An abandoned swimming pool.
There's no water - only broken concrete, a handful of bird cages and a wooden fence shielding the spectacle from bird-watchers.
Standing beside the pool, Executive Director Tim Brown smiles. He conjures up images of sunbathers in full-body swimming suits lounging along its flanks.
That was decades ago. The question now: "What do you do with a dilapidated swimming pool?"
Tracy Aviary wants to pitch a $19.3 million bond to voters this November to spruce up its central-city bird park - a debt that would cost Salt Lake County taxpayers $2.50 annually on a $235,000 home.
With that money, the aviary would enlarge its outdoor amphitheater, transform its south pavilion (now used for bird storage) into a walk-through rain forest and build an entirely new complex that would feature birds from the mangrove swamps of Mexico to the coastal regions of Panama.

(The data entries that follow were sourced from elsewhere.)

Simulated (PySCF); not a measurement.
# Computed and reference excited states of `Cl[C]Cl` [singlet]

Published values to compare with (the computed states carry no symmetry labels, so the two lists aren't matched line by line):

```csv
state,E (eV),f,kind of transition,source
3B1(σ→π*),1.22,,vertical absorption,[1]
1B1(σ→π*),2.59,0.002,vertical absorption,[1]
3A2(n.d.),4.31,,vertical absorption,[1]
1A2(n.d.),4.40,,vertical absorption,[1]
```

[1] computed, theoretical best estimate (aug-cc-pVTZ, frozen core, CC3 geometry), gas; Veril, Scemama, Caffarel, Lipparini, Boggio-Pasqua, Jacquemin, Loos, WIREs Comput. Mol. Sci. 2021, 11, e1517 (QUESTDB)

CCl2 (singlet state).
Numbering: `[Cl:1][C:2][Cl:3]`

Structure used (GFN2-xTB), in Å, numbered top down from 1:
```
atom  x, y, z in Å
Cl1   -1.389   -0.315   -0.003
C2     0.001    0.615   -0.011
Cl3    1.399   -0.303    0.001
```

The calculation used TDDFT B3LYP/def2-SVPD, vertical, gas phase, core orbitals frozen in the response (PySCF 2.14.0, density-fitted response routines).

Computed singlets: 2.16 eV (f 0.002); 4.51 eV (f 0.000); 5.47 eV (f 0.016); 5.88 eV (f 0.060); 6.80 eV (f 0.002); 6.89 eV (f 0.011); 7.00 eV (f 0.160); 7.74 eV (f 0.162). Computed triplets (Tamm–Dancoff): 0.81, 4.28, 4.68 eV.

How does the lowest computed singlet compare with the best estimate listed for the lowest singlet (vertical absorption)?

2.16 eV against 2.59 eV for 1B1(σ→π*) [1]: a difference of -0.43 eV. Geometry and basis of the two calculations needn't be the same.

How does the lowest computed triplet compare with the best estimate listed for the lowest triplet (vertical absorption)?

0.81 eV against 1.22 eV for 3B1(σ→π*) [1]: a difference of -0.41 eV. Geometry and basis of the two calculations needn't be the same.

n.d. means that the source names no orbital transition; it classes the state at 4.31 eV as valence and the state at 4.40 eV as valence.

As for the swimming pool? An outdoor education plaza would emerge with room for bird demonstrations.
Tracy Aviary began flapping its wings for that funding Tuesday, urging the County Council to give its request a place on the fall ballot. The council is expected to make that decision sometime next month, but a bipartisan majority appears supportive.
The aviary hopes the money will help restore its accreditation, which the Association of Zoos and Aquariums revoked two years ago, blaming the park's antiquated exhibits, deferred maintenance and insufficient funding.
Since then, the aviary's intern program has dried up. Other zoos have refused to exchange birds. And some donors have balked at opening their pocketbooks.
"We absolutely must get our AZA accreditation back if we want to be the aviary of Utah," said Davis Mullholand, chairman of the Friends of Tracy Aviary board.
If voters sign off, Mullholand said the aviary could apply for national accreditation as early as March 2009.
Construction would begin that same year, starting in September. The pavilion would come first with trees and tropical vegetation stretching high into an atrium now occupied by chain-link bird cages.
The Mexico-Panama building would come next, maybe with cypresslike trees and sticky humidity indicative of those climates. The education venues and reconstructed entry would come last. The time frame: three years.
"We need to nail that core, get it done and get out of there," Mullholand said.
Once complete, the aviary hopes to see its attendance more than double. About 70,000 visitors now meander through the attraction annually. Those numbers could grow to 175,000 a year by 2014, according to aviary estimates.
Running his finger over a poster-sized master plan in the aviary's historic mill, Brown said the funding request is simple: "You just can't have a place that you don't invest in; it's not going to take care of itself."